You can learn a lot about an investor from whether they invest in gold, and how they do it.
As people pile into gold exchange-traded funds at the fastest rate in more than a year, it’s clear that the precious metal’s appeal as the ultimate safe haven now extends well beyond the universe of dollar-doubters and doomsayers otherwise known as “gold bugs.”
Gold is up almost 6 percent this year, compared with a 6 percent loss for the S&P 500-stock index. This is a major turnaround from the past two years, when gold ETFs were down 34 percent, and $33 billion flowed out of those funds.
Given gold’s performance, it’s not a huge surprise that gold ETFs took in $1.8 billion over what has been a volatile start for markets in 2016. What’s intriguing is how gold ETFs aimed at very different investors have shared in those inflows.
Gold ETFs for the merely fearful
When scared investors look for safety, many scoop up shares of the SPDR Gold Shares (GLD) and the iShares Gold Trust (IAU). GLD is the ETF favored by liquidity-loving institutions because it trades more than 500 million shares a day. IAU is used more by advisers and buy-and-hold retail investors since it charges 0.25 percent in annual fees, compared with 0.40 percent for GLD.
Gold ETFs for the truly paranoid
While the bulk of new money is flowing into GLD and IAU, gold ETFs favored by those with deep-seated fears about the integrity of the financial system are also taking in money. Such gold bug investors bypass the cheaper, liquid ETFs in search of those catering more overtly to their distrust of banks in the U.S. (and in other countries) that store gold.
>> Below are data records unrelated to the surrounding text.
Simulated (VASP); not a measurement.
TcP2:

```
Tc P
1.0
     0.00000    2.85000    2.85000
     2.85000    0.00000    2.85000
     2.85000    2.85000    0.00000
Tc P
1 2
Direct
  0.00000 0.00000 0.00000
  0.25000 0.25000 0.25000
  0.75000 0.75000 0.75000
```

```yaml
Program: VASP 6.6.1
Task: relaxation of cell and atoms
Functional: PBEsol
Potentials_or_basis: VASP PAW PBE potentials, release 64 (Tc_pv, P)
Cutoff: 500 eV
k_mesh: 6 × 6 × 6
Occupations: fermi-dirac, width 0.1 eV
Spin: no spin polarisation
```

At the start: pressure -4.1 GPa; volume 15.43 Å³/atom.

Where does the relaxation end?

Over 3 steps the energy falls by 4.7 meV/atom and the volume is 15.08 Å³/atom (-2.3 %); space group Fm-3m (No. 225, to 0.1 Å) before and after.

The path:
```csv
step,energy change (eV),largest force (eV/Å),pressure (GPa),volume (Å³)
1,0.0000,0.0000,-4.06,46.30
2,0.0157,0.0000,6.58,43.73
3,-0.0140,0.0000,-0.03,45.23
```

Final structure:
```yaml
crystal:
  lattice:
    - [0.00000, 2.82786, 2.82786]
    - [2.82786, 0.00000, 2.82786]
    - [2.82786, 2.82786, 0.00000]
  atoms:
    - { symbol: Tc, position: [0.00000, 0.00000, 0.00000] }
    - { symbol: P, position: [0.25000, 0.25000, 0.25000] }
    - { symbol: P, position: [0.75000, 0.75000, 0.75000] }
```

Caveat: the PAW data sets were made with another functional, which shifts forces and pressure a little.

While IAU and GLD store the gold that backs their shares in vaults in London, New York, and Toronto (GLD’s gold is in New York; IAU’s gold is in all three cities), gold bugs feel more comfortable with Swiss vaults. Some $11 million has flowed into the ETFS Physical Swiss Gold Shares (SGOL). This ETF does the same thing as GLD for about the same cost, but with one big difference: It stores the gold in Switzerland.
Gold bugs love Zurich for its long history as the international capital of safe capital, notwithstanding the U.S. government’s tax evasion probe. By simply storing gold there, SGOL has attracted almost a billion dollars in assets. If some future president goes the way of Franklin D. Roosevelt and criminalizes gold possession, as Roosevelt did during the Great Depression, these folks will be safe.
Then there’s the Van Eck Merk Gold Trust (OUNZ). While it has taken in only $2 million this year, this is the only gold ETF to have consistently grown since 2014. Van Eck Merk’s claim to fame: It’s the first and only gold ETF that lets investors take physical delivery of gold when they sell their shares.
That’s right. Clear out some space under the floorboards because UPS will show up at your door with coins or bars of your choosing. You’ll just have to pay an “exchange fee” that runs from 2 percent to 7 percent, depending on the transaction size.
One of the additional benefits of OUNZ is that investors won’t incur any tax if they take physical delivery because no money is exchanged. They’re merely taking possession of what they already own.
Watching the flows on these four ETFs in the months to come will tell a lot about how much fear—and downright paranoia—there is in the financial markets.